But he's not quite up to fulfilling those requests, sticking to his own artistic direction that got him the attention in the first place.
"I've thought about it before, but I've realized early on, a long time ago, that it's not practical for me to be a human sweater mill."
SCOTT SIMON, HOST:
Sam Barsky of Pikesville, Md., has turned sweaters into a statement. For the past 17 years, he's knit sweaters that show places that he's seen around the world, including the Golden Gate Bridge, Stonehenge and Jerusalem's Wailing Wall or a field of electrical pylons. But what's made Mr. Barsky an internet phenomenon with well over a million hits on various websites are photos of the knitter, the artist himself, posed in front of a scene wearing the sweater that he's knitted. Sam Barsky joins us now from member station WYPR in Baltimore. Thanks so much for being with us.
SAM BARSKY: Hi.
SIMON: Why do you do this?
BARSKY: This is what I enjoy doing. I like creating. I like replicating what I see in life and what I anticipate seeing.
SIMON: I'm told you've done a 103 sweaters.
BARSKY: Yes. That's correct.
SIMON: That's a lot of wool, a lot of stitches, isn't it?
BARSKY: Yes, probably millions by now.
SIMON: Do you know what you're going to knit next?
BARSKY: Yes because Groundhog Day is coming up in early February, I'm thinking of making a sweater with a groundhog on it.
SIMON: Oh, that sounds adorable. You must get requests at this point. You've become pretty famous.

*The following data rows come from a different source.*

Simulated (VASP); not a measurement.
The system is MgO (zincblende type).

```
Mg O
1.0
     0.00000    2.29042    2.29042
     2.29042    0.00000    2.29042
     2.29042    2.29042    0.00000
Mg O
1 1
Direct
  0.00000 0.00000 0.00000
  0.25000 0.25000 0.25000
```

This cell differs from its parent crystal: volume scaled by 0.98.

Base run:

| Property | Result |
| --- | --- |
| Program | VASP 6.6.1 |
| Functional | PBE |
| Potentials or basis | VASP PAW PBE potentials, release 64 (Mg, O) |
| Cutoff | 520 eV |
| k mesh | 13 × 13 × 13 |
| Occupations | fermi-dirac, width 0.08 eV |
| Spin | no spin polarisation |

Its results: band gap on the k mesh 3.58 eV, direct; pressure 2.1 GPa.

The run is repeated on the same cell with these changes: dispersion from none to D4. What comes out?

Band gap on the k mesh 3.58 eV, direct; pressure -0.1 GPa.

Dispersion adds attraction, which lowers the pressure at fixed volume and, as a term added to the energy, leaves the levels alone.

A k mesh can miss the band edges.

BARSKY: Yes. I'm flooded with requests, so many I can't even see all of them.
SIMON: Yeah. Do you ever fulfill any?
BARSKY: I've thought about it before, but I've realized early on a long time ago that it's not practical for me to be a human sweater mill.
SIMON: (Laughter) Yeah. All right. I understand that. Well, what are some of your favorite sweaters, sweater scenes?
BARSKY: I can't say which one is my number one favorite, but some of the ones that are getting attention a lot are, like, Times Square. The Tower Bridge of London is very popular. I've done Venice, I've done Niagara Falls, just to name a few. I did one with tigers on it, and I wore it while holding a real live tiger in Thailand one time.
SIMON: Oh, my gosh. A lot of people must ask you about the electrical pylons sweater.
BARSKY: Yes. And as a matter of fact, it's the one I'm wearing right now.
SIMON: All right. Well, maybe we can get a picture of it and we can post it on our website if that's all right with you.
BARSKY: Yeah. That's fine.
SIMON: What was your artistic inspiration for that? A lot of people would see a field of electrical pylons and think we ought to put a sweater over that.
BARSKY: Yes. I see them all the time in all my routine travels around the local area. They're everywhere. So pretty much anything that crosses my eyes is a potential sweater, and the pylons are no exception.
SIMON: Yeah. Is there a sweater of your dreams you'd like to do you just haven't gotten to yet?
BARSKY: Pretty much any kind of iconic landmark or natural scene. It's like anything possibly - could be in my dreams. The only limitation I have is that it takes a month to make one.
SIMON: Do you ever put people's faces on a sweater, of friends maybe?
BARSKY: Doing a face of a specific person is not something I've ever attempted to do before. It's one of the things I'm working hard on figuring out how to do now as I'm working on a Martin Luther King Day sweater. I'm having a picture of the I Have A Dream speech with a picture of Dr. King standing in front of the crowd.
SIMON: Well, that sounds like a very ambitious piece of art, Mr. Barsky. It really does.
SIMON: Well, Mr. Barsky, you've given a lot of people pleasure. Thank you very much for your art work and letting people see it.
BARSKY: Yes, it's my pleasure. It's my goal to share it with the world.